This premise might sound a bit familiar–perhaps a little Alien/The Abyss–but it’s generally well executed and tells its story with enough unpredictability to be quite engrossing. There were several points throughout the movie in which I had absolutely no idea what was going on, an essential quality in a thriller I think.
The cast of Sphere play their characters well, and make up one of my favorite parts of the movie; namely the casual professionalism with which the majority of the characters conduct themselves. Even Captain Barnes, the military commander in charge of the whole operation never succumbs to the all to familiar sci fi cliche of the big bad shoot first homicidal army general. Instead he comes across as an intelligent, reasonable man who is simply trying to do his job as best he can.
Out of everyone, Dustin Hoffman’s character is probably the most levelheaded, taking everything (no matter how strange or implausible) pretty much in stride, though even he isn’t immune to freaking out every now and then when things get really hairy.

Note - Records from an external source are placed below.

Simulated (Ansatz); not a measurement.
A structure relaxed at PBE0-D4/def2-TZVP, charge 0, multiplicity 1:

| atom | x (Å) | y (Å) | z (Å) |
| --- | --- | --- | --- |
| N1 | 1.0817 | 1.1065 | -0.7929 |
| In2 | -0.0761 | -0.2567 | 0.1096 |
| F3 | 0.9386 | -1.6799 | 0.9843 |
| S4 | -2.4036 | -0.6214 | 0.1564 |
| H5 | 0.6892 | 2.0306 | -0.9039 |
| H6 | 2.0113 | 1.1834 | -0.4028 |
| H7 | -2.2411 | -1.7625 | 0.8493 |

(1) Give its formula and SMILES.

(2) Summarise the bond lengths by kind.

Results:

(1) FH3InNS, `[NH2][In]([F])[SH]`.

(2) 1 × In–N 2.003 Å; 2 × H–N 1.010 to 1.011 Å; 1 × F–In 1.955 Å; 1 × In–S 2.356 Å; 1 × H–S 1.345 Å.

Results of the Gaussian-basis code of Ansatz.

The special effects are fairly good, being a mix of excellent sets and practical effects and some computer effects for the alien ship and the titular sphere. The CGI, most of which is fairly unassuming, holds up well considering the movie is now fourteen years old–a lifetime in computer years.
There’s something deeply appealing about the science fiction scenarios that depict humans as flawed, primitive beings that nevertheless manage to rise above their bestial instincts long enough to save themselves and recognize their shortcomings. Sphere might not be the best version of that story out there, but it’s by no means the worst, and does a good enough job with the concept to be both interesting and entertaining.
Sphere might not be a revolutionary movie, but if you’re you’re in the mood for a good, atmospheric science fiction thriller you could do a lot worse than Sphere.